Most businesses shut down over Christmas but many of the small and family ones will still be operating over the holiday season. For some, it will be business as usual. Others will be putting in time to catch up on administrative work. Surveys over the years have found that while more than 90 per cent of Australian small business owners will be taking time off, most will still spend the down time dealing with old emails, general administration, finances, writing business plans, updating website content or looking at budgets for the next year.
Many family business owners who shut down over Christmas make the most of the break by performing regular maintenance and repairs to equipment during the quiet period without dipping into their work time. They also use the down time to do the budgeting and planning for the year ahead and marketing the business through fliers, phone calls and direct mail.

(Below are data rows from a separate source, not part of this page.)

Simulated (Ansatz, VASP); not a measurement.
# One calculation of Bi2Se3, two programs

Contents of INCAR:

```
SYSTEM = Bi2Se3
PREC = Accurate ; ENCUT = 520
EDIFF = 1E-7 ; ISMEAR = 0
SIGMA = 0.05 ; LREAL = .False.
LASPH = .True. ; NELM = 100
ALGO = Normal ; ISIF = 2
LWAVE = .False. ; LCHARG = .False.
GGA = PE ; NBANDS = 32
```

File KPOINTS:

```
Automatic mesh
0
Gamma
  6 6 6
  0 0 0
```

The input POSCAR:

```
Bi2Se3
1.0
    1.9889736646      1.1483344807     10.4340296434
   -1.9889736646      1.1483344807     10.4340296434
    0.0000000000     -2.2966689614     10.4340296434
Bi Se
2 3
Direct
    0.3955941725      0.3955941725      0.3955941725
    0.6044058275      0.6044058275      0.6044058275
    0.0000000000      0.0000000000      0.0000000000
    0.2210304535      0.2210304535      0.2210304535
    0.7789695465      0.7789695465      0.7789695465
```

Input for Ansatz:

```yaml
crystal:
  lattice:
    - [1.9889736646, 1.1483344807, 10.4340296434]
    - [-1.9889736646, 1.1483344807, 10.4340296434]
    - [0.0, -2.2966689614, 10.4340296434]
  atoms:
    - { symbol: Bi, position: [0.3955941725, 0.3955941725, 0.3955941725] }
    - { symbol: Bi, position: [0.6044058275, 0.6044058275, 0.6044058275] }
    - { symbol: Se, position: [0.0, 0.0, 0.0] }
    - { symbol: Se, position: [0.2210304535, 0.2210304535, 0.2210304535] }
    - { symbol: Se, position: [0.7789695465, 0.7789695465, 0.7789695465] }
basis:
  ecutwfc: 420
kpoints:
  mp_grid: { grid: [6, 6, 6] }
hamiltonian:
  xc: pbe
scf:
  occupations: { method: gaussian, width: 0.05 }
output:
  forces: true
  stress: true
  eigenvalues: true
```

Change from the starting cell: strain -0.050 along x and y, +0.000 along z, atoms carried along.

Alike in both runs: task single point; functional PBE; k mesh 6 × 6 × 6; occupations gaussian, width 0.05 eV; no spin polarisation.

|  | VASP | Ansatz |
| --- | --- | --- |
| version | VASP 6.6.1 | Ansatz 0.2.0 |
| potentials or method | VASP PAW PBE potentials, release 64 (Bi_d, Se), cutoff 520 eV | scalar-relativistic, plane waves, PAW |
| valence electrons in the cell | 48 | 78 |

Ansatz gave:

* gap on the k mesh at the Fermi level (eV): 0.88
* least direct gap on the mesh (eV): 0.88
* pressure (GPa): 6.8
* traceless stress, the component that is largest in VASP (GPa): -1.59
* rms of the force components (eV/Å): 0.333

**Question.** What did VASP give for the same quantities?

But what about operating as usual? It’s a dilemma business owners face in the lead up to the festive season. For some, shutting down could see a drop in revenue and productivity. For others, apart from bars and restaurants, it’s the sensible thing to do when clients have shut down over the break.
Deciding whether or not to stay open over Christmas is a decision every family business owner has to make based on what their clients are doing and what they are offering.
So what are the steps to working over Christmas? The most obvious one is to find out what customers are doing. If they’re shutting down too, there’s no point staying open. But if they’re not, it’s an opportunity to make inroads during a quiet time of year and get one up on competitors. A well-targeted, well-planned Christmas campaign could help boost sales to new and existing customers.
With Christmas, it’s important to become Scrooge with debtors. Chasing up debts is imperative and it has to be done before Christmas because it’s almost impossible to recover money in January when people are away. The March quarter tends to be the toughest cash flow quarter of the year for most businesses so the rule for chasing debts is to do it now, before Christmas.
And because the March quarter is so tight, family businesses should have some sort of buffer going into 2014.
Second is staffing. Because payroll is the biggest cost, staff rosters need to be reviewed carefully to ensure that only absolutely essential staff will be working over the break. The rest should be directed to take leave so that the business can balance the books by not allowing large banks of leave to accrue.
The next big issue is stock management. What’s crucial here is to stay as liquid as possible during that time of year when business has slowed down. Unless business is booming over the Christmas period, companies should drive stock down to the lowest possible level in the weeks ahead of the festive season and only order the minimum to meet what’s required over Christmas. At the same time, however, it is important to ensure that suppliers will have the stock ready to go for the New Year.
During the festive season, there is a lot of discounting. With sale signs up everywhere, the danger with the me-too strategy is that doing it to keep up could see the business trading below its break-even point and even generating losses. It would require a massive increase in sales volumes just to maintain the same position, and that’s not going to happen. Most businesses won’t last if they do that over any protracted period of time. In any case, doing that would rob the business of the buffer it needs for the March quarter. The rule of thumb here is to know the profit margins and how much the business can afford to discount.
Whether the family business stays open or shuts down, Christmas is the time of year that needs to be managed with care.